As an organization grows it may become more complicated but it shouldn’t become more complex.
If you are a chocolatier, you’re operating a pretty simple business. Chocolate typically has five basic ingredients; Even when you make different chocolate varieties and different packaging for seasons, size etc it may become complicated but it isn’t complex.
Growing your chocolate business by acquisition on the other hand can become fairly complex. Your target acquisition needs to be receptive to the idea, at a price and terms you both can agree on. You need to agree on the benefits of joining forces and be able to persuade shareholders, customers, employees, suppliers, and regulators that it is a good idea. The successful pursuit and integration of an acquisition is a complex issue. Think about trying to grow this business by acquiring Artisan chocolate makers, which these days is so often the case for the major chocolate manufacturers!
Let’s switch gears and look at the US airline industry. Southwest Airlines began services on June 18, 1971, with three Boeing 737 and has predominantly operated the Boeing 737 for 49 years. Their strategy of operating only one type of aircraft for 49 years helped reduce the impact of complexity of their business and helped keep their operating costs one of the lowest in the industry. Even after acquiring AirTran Airways, Southwest chose to lease Airtran’s fleet to Delta rather than create variation in their flight operations.
Compare them to American Airlines who operate 20+ aircraft from four different manufacturers and you begin to see the difference in complexity between the two business models. Activities such as hiring, training and re-certifying a pilot to operate an aircraft may be complicated but it isn’t onerous. Even assembling and distributing safety manuals isn’t difficult. However, the operation of a business model which involves so many different skills, pay scales, seniority, operational procedures, and aircraft and you begin to see how complicated becomes complex.
Leaders, like Herb Kelleher, Southwest Airlines founder, make choices grounded in simplicity. Other leaders, over time, make choices that impact the shift from complicated to complex. In moving from complex to complicated we are adding future costs to our organization; costs that are not necessarily variable and certainly difficult to manage.
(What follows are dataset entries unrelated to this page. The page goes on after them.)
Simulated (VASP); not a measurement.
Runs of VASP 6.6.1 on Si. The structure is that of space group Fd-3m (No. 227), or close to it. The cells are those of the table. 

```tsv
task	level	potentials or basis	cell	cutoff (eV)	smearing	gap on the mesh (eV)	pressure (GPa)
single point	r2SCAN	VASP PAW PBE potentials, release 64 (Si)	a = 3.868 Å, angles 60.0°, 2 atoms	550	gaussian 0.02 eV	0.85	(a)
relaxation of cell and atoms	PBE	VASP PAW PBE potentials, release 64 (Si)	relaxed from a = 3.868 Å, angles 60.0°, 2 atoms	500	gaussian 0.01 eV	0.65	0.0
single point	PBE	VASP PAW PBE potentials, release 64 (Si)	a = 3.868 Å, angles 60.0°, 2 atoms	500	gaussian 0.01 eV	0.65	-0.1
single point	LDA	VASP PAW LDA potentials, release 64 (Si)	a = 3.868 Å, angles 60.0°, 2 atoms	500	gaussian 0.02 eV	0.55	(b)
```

CASE STUDY – COMPLICATED TO COMPLEX
A large fresh produce distributor managed their entire revenue cycle on Excel. Developed by an excel guru when the business was small, this sophisticated set of worksheets continued to track orders and sales even as the company grew exponentially over a five year period. While perhaps not the best option, it worked. For a while. With no significant change to the revenue management system the spreadsheet soon became difficult to open and even harder to navigate. Only one person, the original creator, fully understood the mechanics of the reporting tool. Complicated had become complex and the business created a single point of failure as financial reporting became increasingly dependent on a single employee. What would happen if he were to leave? How would someone new be able to learn the intricacies of the spreadsheet? How long would it take? In the meantime, how is management able to effectively rely on, or judge, the insights without any ability for review?
As organizations become increasingly complicated we need to watch our for shifts to complexity. These shifts often create risk, add future costs, and reduce reliability.
Complexity is also one the largest sources of disengagement in the workforce. Complex operational issues make it increasingly difficult for employees to be successful. Complexity leads to ambiguity, misinterpretation, and misunderstanding which in turn results in a ‘me vs we’ attitude. In addition, complexity leads to a culture of restraint and mediocrity which negatively impacts productivity, efficiency, and effectiveness.
Leaders should consider not only how they are building their organization but how to do so with a view to minimizing complexity. Often we respond to growth by simply layering on top of our existing procedures a new set of activities and responsibilities. We don’t look at the organization and ask what was necessary before that we no longer need today. Looking at the organization with a view to unravelling the complexity that was previously laid down will go a long way to help improve bottom line results as well as employee engagement and job satisfaction.